Hi
Lets say I have a Solr collection (running across several servers)
containing 5 billion documents. A.o. each document have a value for
field "no_dlng_doc_ind_sto" (a long) and field
"timestamp_dlng_doc_ind_sto" (also a long). Both "no_dlng_doc_ind_sto"
and "timestamp_dlng_doc_ind_sto" are doc-value, indexed and stored. Like
this in schema.xml
<dynamicField name="*_dlng_doc_ind_sto" type="dlng" indexed="true"
stored="true" required="true" docValues="true"/>
<fieldType name="dlng" class="solr.TrieLongField" precisionStep="0"
positionIncrementGap="0" docValuesFormat="Disk"/>
I make queries like this: no_dlng_doc_ind_sto:(<NO>) AND
timestamp_dlng_doc_ind_sto:([<TIME_START> TO <TIME_END>])

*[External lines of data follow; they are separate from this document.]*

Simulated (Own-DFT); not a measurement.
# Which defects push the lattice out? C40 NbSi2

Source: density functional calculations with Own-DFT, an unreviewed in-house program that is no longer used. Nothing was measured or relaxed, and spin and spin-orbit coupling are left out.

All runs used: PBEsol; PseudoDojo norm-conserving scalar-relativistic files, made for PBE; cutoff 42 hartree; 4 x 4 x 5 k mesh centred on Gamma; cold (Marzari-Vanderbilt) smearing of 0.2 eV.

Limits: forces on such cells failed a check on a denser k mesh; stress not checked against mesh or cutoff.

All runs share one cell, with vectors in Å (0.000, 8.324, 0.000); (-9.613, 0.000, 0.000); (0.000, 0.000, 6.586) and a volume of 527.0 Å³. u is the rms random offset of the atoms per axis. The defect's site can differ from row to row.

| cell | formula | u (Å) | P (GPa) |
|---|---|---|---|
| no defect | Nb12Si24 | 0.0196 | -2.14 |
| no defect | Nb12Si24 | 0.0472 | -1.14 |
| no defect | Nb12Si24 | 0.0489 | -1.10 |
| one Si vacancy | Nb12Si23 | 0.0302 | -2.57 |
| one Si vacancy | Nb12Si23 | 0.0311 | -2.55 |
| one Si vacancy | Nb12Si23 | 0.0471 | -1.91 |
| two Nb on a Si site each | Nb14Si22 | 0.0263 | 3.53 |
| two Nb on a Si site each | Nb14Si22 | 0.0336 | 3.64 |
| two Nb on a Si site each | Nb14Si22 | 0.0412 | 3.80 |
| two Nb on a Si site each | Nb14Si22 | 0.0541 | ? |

* The "no_dlng_doc_ind_sto:(<NO>)"-part of a typical query will hit
between 500 and 1000 documents out of the total 5 billion
* The "timestamp_dlng_doc_ind_sto:([<TIME_START> TO <TIME_END>])"-part
of a typical query will hit between 3-4 billion documents out of the
total 5 billion
Question is how Solr/Lucene deals with such requests?
I am thinking that using the indices on both "no_dlng_doc_ind_sto" and
"timestamp_dlng_doc_ind_sto" to get two sets of doc-ids and then make an
intersection of those might not be the most efficient. You are making an
intersection of two doc-id-sets of size 500-1000 and 3-4 billion. It
might be faster to just use the index for "no_dlng_doc_ind_sto" to get
the doc-ids for the 500-1000 documents, then for each of those fetch
their "timestamp_dlng_doc_ind_sto"-value (using doc-value) to filter out
the ones among the 500-1000 that does not match the timestamp-part of
the query.
But what does Solr/Lucene actually do? Is it Solr- or Lucene-code that
make the decision on what to do? Can you somehow "hint" the
search-engine that you want one or the other method used?
Solr 4.4 (and corresponding Lucene), BTW, if that makes a difference
Regards, Per Steffensen